Parallelizing ASCEND

From ASCEND

Jump to: navigation, search

A breakdown of paths to improved parallel computing performance is:

1) openmp parallelism for computing functions and gradients using the binary code generator option. Most bang for most users.

2) partial mpi parallelism: connecting an mpi-parallel nonlinear solver interface (probably petsc or octave) to allow mpi-based solves of problems for which the model fits on a single compute node. Not many people own clusters, but those that do usually are up to the most interesting things.

3) full parallelism of the ascend compiler (well beyond the scope of a 2-3 month summer project-- this would only be possible in follow-on work related to a thesis). Probably this should only occur after a New Compiler appears. Some review of the research literature is in order first.

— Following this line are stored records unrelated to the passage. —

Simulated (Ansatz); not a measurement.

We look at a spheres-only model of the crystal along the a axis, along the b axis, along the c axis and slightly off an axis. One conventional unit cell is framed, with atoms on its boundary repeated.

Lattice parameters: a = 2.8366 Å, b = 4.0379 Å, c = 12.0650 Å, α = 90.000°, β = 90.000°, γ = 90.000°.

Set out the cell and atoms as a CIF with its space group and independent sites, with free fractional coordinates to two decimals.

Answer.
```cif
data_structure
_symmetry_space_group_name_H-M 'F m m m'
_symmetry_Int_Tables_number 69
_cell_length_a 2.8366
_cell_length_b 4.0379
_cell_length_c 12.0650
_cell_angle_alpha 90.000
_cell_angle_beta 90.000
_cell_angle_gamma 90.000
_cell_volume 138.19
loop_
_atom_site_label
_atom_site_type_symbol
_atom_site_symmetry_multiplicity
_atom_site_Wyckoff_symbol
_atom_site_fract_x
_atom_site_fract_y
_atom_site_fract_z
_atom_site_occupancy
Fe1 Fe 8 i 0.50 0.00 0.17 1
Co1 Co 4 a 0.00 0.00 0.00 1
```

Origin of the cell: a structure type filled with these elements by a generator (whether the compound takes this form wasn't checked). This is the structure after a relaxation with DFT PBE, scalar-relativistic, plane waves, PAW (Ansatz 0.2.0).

It seems to me that 1 and 2 could each be done in about a full-time month with someone very skilled with C and compilers and using numerical libraries.

Background

The original wiki idea posted is to use OpenMP (now available in gcc, intel, and most other compilers) most recent versions to parallelize the evaluation of gradients and residuals in the ascend solvers.

The highest goal, of course, is to make ascend capable of handling models so large that they don't fit in memory on a local machine and thus require distributed memory (MPI or other) computing. Why? Because the technical problems of renewable energy usually end up requiring solutions of large equation systems if solved in high fidelity modeling approaches.

It's clear that MPI alone is not the answer, and it comes with many software problems in ascend that must be solved simultaneously. Even when we go to parallel cluster machines, each node is multicore and MPI is probably not the best way to use those cores; hence the interest in openmp.

OpenMP lets us parallelize (with minimal other code change I hope) the function/gradient evaluations which currently dominate our time to solve. The evaluation engine is single threaded right now. Once we can more efficiently use a single multicore machine, then it becomes sensible to think about the partial distributed parallelism with MPI and then full distributed parallelism with mpi. If the openmp work goes faster than expected, the rest of the project can move on into other the higher levels of parallelism.

Partial parallelism is basically adding parallel support to the ascend nonlinear solvers (or more likely finding a parallel nonlinear solver from existing open source and hooking it up to ascend). In this case, the model compiled will fit in the memory of a single node, but we want access to more cpus (on the other nodes) to speed up evaluation and solvers both.

Full parallelism to support models too big to compile on a single compute node requires adding parallel support to the ascend compiler, a very complex task and not likely to get done in a single summer.

A totally distinct alternative to all of the above is to look at the streaming parallelism in nvidia graphics cards (cuda). If you already have experience (and hardware) for it, we might be able to define a good project.